With that, we'll open it up to questions.
[Operator Instructions] The first question will come from John Aschenbeck of Seaport Global. Please go ahead.
Wanted to follow up on your comments on the potential JV in the Cotton Valley, which I found interesting. I was curious to get a feel for what that JV would look like? Would it be something similar to the agreement you currently have in place in the Cotton Valley? Or would it, perhaps, have a larger terry feature from your partner?
Probably, approximately -- I mean there's cash components that we have in there because of the JV partners are hiring. And interest in acreage in -- under a JV and which benefits. And then there would be some talk of a -- just, of course, sharing the cost. And I'd mention is that the JV that we've put in place also has cash partnership. And depending on what the tax looks like, the advantage of the [indiscernible] fees is very attractive to that type of a partner.

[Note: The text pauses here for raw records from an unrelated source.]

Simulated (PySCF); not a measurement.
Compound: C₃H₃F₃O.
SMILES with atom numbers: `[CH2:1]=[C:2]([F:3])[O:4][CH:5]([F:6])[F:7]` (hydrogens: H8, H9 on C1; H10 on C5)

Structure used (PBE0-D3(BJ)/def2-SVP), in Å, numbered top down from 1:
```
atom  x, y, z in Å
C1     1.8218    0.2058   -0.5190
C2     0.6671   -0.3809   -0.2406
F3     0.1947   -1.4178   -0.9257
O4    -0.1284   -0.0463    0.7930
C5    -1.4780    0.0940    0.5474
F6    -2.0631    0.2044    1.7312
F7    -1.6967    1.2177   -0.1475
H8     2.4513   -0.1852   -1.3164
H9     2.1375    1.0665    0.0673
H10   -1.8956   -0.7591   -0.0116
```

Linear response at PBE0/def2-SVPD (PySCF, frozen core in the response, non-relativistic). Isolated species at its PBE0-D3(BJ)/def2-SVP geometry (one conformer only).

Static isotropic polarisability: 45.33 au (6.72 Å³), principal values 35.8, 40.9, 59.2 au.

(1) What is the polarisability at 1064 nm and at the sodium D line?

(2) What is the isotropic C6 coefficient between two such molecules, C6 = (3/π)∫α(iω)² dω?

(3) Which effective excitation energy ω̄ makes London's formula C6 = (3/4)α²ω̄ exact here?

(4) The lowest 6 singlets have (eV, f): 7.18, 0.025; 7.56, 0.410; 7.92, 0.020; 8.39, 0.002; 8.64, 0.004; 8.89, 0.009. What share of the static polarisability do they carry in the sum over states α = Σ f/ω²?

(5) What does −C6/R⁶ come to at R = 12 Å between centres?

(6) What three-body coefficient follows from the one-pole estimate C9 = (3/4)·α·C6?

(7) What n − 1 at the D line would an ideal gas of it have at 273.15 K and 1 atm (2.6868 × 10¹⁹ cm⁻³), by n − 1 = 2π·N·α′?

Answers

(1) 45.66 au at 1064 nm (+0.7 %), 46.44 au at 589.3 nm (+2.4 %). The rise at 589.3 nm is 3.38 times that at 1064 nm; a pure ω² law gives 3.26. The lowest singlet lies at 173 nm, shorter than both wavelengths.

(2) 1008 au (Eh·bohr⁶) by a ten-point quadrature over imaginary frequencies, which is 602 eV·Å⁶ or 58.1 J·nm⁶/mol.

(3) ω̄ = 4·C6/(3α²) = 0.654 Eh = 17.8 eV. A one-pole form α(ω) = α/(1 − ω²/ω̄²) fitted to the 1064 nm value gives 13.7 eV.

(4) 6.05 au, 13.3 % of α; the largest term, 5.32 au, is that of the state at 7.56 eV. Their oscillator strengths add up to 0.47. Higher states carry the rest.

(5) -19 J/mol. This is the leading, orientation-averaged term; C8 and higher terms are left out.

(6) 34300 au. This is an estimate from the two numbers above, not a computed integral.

And then kind of a follow up there as you look at capital allocation as you head into 2018, assuming gas prices do, indeed, cooperate and if you do indeed sign this additional JV, what type of activity levels should we expect next year both on your 100% acreage and then the 50% acreage? Is it still reasonable to expect a rig on each? Or would you, perhaps, have two rigs on the 100% acreage? Or just -- how should we think about capital allocation if you do have the additional JV?
On that question, we're still working a lot of avenues, as Charlie alluded to in his comments, we are evaluating not only an additional JV on that acreage that we control outright, but also potentially a drill code construction in some form or fashion. So it's -- ideally we'd like to have two rigs running during the year, next year. Can't tell you exactly where those rigs are going to be. But we're working a lot of different fronts to get the most activity we can recognizing that we're going to have to have a fully balanced budget next year and get the most activity out of every dollar we have available.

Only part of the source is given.